Friday, September 07, 2007

BUSH'S BUBBLE ECONOMY IS COLLAPSING

For all the clapping half-wits like Hannity have been doing about the economy, just like they do about Iraq, the reality doesn't change: things haven't been going well and it looks like the situation will just get worse. For the first time in 4 years, the economy actually lost jobs this August:

Economy Loses Jobs, Raising Fears
Sep 7 03:18 PM US/Eastern
By JEANNINE AVERSA
AP Economics Writer

A report released Friday by the Labor Department showed the nation's payrolls shrank by 4,000 in August. It was the first decline in jobs since August 2003. Payrolls fell by 42,000 at that time as the job market was still struggling to recover from the 2001 recession.

Factories led the way in job cuts; they slashed 46,000 positions last month, the most since July 2003. Construction companies eliminated 22,000 jobs, the most in six months. The carnage could turn out to be even worse because the report—based on information as of mid-August—doesn't capture the full brunt of the credit crisis which intensified during the month.

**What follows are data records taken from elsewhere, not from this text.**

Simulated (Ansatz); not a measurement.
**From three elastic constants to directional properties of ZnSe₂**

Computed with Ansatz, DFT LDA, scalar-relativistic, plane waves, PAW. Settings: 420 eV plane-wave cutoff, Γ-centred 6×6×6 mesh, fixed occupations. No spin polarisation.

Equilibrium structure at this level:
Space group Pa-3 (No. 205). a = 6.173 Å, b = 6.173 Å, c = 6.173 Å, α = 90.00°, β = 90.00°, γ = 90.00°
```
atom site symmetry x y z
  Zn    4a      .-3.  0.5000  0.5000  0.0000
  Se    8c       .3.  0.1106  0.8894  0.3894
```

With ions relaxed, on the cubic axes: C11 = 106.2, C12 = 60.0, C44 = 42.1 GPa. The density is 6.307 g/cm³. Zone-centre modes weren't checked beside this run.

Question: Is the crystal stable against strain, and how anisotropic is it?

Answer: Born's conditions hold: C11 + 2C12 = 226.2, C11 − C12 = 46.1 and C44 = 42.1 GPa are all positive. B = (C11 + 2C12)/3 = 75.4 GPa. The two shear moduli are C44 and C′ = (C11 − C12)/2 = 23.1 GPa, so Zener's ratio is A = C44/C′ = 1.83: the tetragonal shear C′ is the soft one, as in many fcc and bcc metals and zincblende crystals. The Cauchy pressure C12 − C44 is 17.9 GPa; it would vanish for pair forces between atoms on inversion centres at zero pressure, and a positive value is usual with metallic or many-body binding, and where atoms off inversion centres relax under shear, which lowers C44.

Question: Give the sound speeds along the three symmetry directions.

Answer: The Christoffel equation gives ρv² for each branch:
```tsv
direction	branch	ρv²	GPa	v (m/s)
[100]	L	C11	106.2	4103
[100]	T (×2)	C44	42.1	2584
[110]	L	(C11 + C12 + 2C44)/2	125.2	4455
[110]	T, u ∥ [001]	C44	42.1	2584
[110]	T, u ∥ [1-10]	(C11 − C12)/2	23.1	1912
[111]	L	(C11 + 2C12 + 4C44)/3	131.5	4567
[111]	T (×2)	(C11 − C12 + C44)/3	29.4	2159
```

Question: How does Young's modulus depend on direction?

Adding to the gloom: the economy produced 81,000 fewer jobs in June and July combined than the government previously thought.

The decline in construction jobs mirrors the problem in the housing industry. Countrywide is reducing payroll by as much as 20% and expects a 25% decline in the number of mortgages in 2008 compared to 2007. Locally, we've got some serious problems:

Record low unemployment poised to rise
DES predicts creation of positions will drop sharply through '08
By Howard Fischer
Capitol Media Services
Tucson, Arizona Published: 09.07.2007


The state Department of Economic Security predicted Thursday that Arizona will create just 66,600 new jobs this year. That's just half the nearly 135,000 jobs added in 2006 over the prior year.

And the long-term situation is even more dismal: Don Wehbey, the agency's economic analysis manager, said Arizona will create only 47,000 more jobs in 2008.

The prediction is far more pessimistic than the DES thought even six months ago. ... He said what changed that was the "meltdown" of the subprime-mortgage market.

...the state's housing market continued to weaken on its own, hitting the construction industry particularly hard. Wehbey predicted there actually will be close to 15,000 fewer people working in construction by the end of 2008 than there were at the beginning of this year.